Soft Option Magazine 1984 Ian Mooney

Modern Jazz is not necessarily a band as such; but the name for a collective of musicians, co-ordinated by former Models keyboardist Ash Wednesday, who come together in various lineups, perform, disintegrate, and then restructure for the next performance.

No two performances are ever the same because of the constant transfusion of new musical blood.

I'm trying to establish a group which will continuously evolve. Groups I've been in the past worked so well for a while, then stagnated once they became popular. Popularity often walks hand in hand with stagnation. Having different people moving through the group overcomes this problem. Their individual input changes the format of the group automatically. Although the song titles might be the same, the performance is different everytime.

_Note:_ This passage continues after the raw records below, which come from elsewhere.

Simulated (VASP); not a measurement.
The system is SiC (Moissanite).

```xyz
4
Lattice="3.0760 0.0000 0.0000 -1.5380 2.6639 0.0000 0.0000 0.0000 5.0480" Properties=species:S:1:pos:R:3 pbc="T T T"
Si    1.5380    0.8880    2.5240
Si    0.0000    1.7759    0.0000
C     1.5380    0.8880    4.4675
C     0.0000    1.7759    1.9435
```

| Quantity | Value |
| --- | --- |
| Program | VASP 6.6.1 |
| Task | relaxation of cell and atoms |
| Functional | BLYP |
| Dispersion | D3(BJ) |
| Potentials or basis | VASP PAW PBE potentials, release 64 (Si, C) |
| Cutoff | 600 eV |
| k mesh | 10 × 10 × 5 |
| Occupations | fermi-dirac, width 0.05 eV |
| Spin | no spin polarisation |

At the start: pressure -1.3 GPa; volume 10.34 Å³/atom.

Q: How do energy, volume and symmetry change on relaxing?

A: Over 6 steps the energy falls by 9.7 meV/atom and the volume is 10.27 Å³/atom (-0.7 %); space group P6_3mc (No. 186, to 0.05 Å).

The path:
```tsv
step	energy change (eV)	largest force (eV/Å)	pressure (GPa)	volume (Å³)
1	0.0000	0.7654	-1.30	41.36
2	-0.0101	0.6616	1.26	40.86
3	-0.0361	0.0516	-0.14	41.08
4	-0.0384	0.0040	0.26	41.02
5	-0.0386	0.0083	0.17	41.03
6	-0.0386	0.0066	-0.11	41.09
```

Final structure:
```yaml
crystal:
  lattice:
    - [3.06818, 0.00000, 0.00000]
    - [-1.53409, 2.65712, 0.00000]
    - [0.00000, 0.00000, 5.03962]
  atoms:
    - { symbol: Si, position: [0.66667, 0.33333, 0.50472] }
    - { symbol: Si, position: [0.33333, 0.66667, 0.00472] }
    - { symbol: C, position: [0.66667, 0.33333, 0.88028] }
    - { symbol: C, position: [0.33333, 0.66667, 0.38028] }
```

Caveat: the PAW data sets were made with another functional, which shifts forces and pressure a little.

The name Modern Jazz is reasonably specific in so far as we use modern equipment such as synthesizers, sequencers and computerisation but at the same time it is spontaneous music. We don't try and define or rehearse the songs too much, it is a 'here and now' situation. People equate electronic or synthetic music with very precise music. Certainly we have the capacity to get a song out and repeat it exactly the same - every performance. I'm trying to do the exact opposite to that, and a lot of people were initially very alienated from it, by the rough edges and impulsiveness of the whole thing. Recently, however, over the past six months or so, people have been coming along to the gigs because they're not quite sure what is going to happen next.

The last few gigs we have done have been really quite diverse. At 'the Venetian Room' we brought in our own PA to compliment the house system. We had sounds and people placed through the entire complex. Joseph and I were on the dancefloor, Lynn was doing performance art and dance on stage, and Andrew was in another part of the room, playing a TV set - sampling it through his 'effectron'. We had a drum machine on the disco floor and a vocal mix up on stage. So as you walked around the room, you got different mixes of the music, everyone was hearing something slightly different!

The concert before that we played 'the Glasshouse Theatre' with Dono Detti. We utilised the actual cinema space and set up four 16mm projectors with film loops running through them, superimposing film loops over one another, changing loops, dropping them out - with just Lyn and myself on stage - a fairly minimal set musically.

I like the idea of film loops imposing a visual sequence over a musical sequence, the music is sequential by nature, if you can exaggerate that visually, then you've got something going for you! I was very pleased with how that worked.

So you're changing the music to suit the environment?

Very much so. That's just it, really we can do anything. We can basically adapt to any environment whatsoever, which is the beauty of the whole thing. By the nature and spontaneity of it, it can fall flat, sometimes it does't work. But I like that sort of challenge, that risk. It keeps everyone on their toes.

How do you think people will react if they have heard you on a recording, go along to a concert and you sound entirely different?

It is hard to say, at this stage, what is going to happen. But I'm trying to take a very firm stance from the start and keep it evolving. I almost feel that it's your duty to perform a song how you feel at that particular point of time rather than recapitulate something from a time before. Really, recording songs is like taking a photo - a snapshot from a particular point of time......... I'm going out of my way to NOT define songs, to keep them very open so that people can just walk in and whatever happens, happens.

What are your thoughts on the future?

I think technology will eventually negate itself, you'll have Fairlights the size of pocket calculators that operate on brain-wave interaction. It will take time, but that will bring it back to the people - if you've got good ideas you've got good ideas.